44 thoughts on Gender-Neutral Oscars?

  1. I think merging the awards into one would have an even worse, self-fulfilling effect. Men would win even more than their proportional (outsized) share of acting awards, because the academy is made up of biased people like the rest of society. Then, studios pushing prestige films for Oscar season would begin to reason that films with female leads don’t tend to win the Actor award, and start to tip the balance of good roles even more firmly towards men and the roles that made careers like Jessica Lange’s and Meryl Streep’s largely dried up.

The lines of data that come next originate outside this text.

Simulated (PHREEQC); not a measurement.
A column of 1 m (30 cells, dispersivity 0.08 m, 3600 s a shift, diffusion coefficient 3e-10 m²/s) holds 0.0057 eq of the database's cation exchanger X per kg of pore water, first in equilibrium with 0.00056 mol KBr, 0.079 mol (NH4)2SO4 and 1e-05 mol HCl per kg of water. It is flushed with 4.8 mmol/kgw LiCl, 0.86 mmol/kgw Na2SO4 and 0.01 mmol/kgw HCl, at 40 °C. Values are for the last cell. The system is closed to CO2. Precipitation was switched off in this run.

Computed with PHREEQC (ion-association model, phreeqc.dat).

  2. I’ve wondered the same thing, and I wrote a bit about it on my blog a few months ago. I think trying to make that change now would probably be a massive mess, and I doubt most actors (regardless of their gender) would be pleased with a change that would result in less of a chance of winning an award at all. I wonder what it would be like if, in addition to having the gendered awards, there was some sort of third award for most outstanding performance by any actor overall, regardless of gender. As a friend pointed out when I made that suggestion before, it would, most likely, come down to a competition between the winners of best actor and best actress, which would, obviously, be redundant and probably read as a “war of the sexes,” which seems rather unproductive when I think of it that way. This is quite interesting, though.

  3. I don’t think they should be merged but I strongly disagree with Thomas’ reasons for it. I don’t think the Academy is bias at all, otherwise they would simply have gotten rid of “best actress”, “best supporting actress”, ect.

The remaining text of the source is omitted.